As predicted last month the salmon run has continued to keep anglers happy from both the shore and boats. Large schools of fish are holding up from Wild Dog Beach right through to the waterfall and even further out to sea.

Marengo Beach has been producing a few fish as well, with the majority of anglers having best success around dusk when the sea is flat. Wild Dog and Marengo beaches have been the best places close to Apollo Bay, although Glen Aire and Johanna beaches, further down the coast, are well worth the trip if you can spare the time. Remember to fish in the deep gutters that run parallel to the beach, and use a paternoster rig with a plastic squid on the top hook and bluebait on the bottom. This method gives you peace of mind that you still have some bait on your hook, and saves time baiting up in between fish.

If you prefer to keep active, then casting lures from the beach will also catch fish. Use heavy metal lures for extra casting distance and let them sink before starting your retrieve. Be careful when wading out to cast as waves can appear out of nowhere. A lot of local anglers prefer to wear wetsuits instead of waders when casting lures, as many more casts are required, which means more time spent in the water and a greater chance of getting swamped. Boat anglers have been getting into the action off Wild Dog Beach with both trolling and casting lures working a treat. I like to troll until I locate a school of decent fish and then cast once the boat is positioned close enough to toss a lure into the school. Again, metal lures and soft plastics are popular but I like to spice things up a bit and use surface poppers. It gets very exciting when five or six fish are fighting to eat your lure off the surface and the visual experience is one you won’t soon forget.
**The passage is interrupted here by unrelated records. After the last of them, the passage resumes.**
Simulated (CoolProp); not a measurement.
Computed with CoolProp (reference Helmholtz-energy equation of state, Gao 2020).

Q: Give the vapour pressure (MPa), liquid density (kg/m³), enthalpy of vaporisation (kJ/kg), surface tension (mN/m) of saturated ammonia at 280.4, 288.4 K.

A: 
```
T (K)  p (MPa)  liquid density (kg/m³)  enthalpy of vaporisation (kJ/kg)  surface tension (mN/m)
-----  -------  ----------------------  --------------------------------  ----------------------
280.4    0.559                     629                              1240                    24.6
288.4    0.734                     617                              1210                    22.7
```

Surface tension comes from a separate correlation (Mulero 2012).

If salmon aren’t your style then give the Aire River a try for bream down around the campgrounds. Prawns fished on the bottom are accounting for good numbers of fish, as are small hard-bodied lures fished from a boat. The key to success with the hard-bodied lures is a start-stop retrieve. Small pauses get the bream excited and they will often eat a stationary lure whether it is on the surface or down deep.

The June long weekend marks the start of the trout closed season, so now is your last chance to fish the mountain rivers. The Ford and Aire rivers below the Great Ocean Road are open all year around, as is the West Barwon Dam.

Australian salmon love lures, no matter whether they are trolled or cast from a boat or the shore.